Encounters of the Uncomfortable Kind
First, the random business: A male friend of mine asked me last week if my boobs had grown. Now I'm no doctor, but as I haven't had a growth spurt of any kind in well, ever, I find it unlikely that my girls took it upon themselves to burst forth. I did, however, think it was a nice way to point out that he was looking at my rack, but was attempting to bring them into the conversation so they wouldn't feel left out.
It's the little things.
Now, onto the big stuff.
Ever wish something would happen, and then as soon as it does, wish you'd never wished it? (Ever think you'd use the word "wish" three times in one sentence?) Well, this weekend my parents met my boyfriend.
As soon as I agreed to the dinner, I got heart palpitations. In fact, he and I spent about ten minutes feeling each other's heart and saying, "Whoa, is it supposed to beat that fast? No, seriously, feel my heart now."

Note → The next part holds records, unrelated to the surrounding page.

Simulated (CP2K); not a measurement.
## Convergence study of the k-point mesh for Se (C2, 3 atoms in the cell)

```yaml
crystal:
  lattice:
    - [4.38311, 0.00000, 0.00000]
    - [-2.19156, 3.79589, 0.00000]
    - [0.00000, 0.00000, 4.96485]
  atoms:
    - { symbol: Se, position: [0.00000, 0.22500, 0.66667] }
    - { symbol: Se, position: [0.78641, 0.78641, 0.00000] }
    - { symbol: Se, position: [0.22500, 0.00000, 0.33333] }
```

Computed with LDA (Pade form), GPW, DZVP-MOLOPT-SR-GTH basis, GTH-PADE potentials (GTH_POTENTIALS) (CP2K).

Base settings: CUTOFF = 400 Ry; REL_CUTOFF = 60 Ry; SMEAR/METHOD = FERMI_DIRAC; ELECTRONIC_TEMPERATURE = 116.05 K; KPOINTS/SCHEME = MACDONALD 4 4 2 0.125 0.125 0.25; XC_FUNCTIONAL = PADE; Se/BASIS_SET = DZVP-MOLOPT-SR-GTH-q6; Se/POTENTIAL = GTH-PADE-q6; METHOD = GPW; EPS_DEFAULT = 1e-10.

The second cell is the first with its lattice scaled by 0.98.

And as happy as I was that my parents were willing to take the first step in meeting someone that is very important to me, I knew there was a long way to go. I also knew I had a bad feeling about the situation when I started thinking about stand-ins for Elon. We considered renting an incredibly rude orthodox Jew for the night. Or maybe a lesbian just to spice things up (she’d of course, be a nice, Jewish lesbian). You know, so they could be traumatized enough that they realized me having a nice, considerate boyfriend by my side from a different background isn’t such a bad thing when faced with the alternatives (not that I have anything against orthodox Jews or lesbians).
So we went out to dinner. And I can't think of any situation that I've been in that has been quite as uncomfortable. My parents barely made eye contact with him and hardly addressed him at all. He was obviously uncomfortable and is shy, so I think it took everything he had not to retreat to safety under the table.
One of our only saving graces was the fact that there was a bachlorette party taking place in the other room. Whenever there was an uncomfortable silence at our table, the "woo hoo!" coming from the ladies in the other room as their stripper arrived added the comedic content we so sorely needed.
In the end, I'm just glad it's done, because getting them to meet him was the first hurdle. But in other ways it's kind of sad. My parents were far from the sweet, caring, warm people that I know. And Elon was so nervous that they couldn't see how charming, and intelligent and wonderful he is. So in the end, they're still strangers, except now they're strangers who have met once and aren't looking forward to the next encounter. And I still love them both.
If the dinner had been a sitcom, the stripper from the bachlorette party would have bound into the front room of the restaurant, started shaking his moneymaker, and grabbed me or my mother and made us part of the show. And we would have laughed and laughed.
Sometimes I wish my life was more like a sitcom. Then again, sitcoms have uncomfortable moments, too, so maybe this is just one moment on the way to a happy ending (not the massage kind, of course). Or at least, one we all can live with.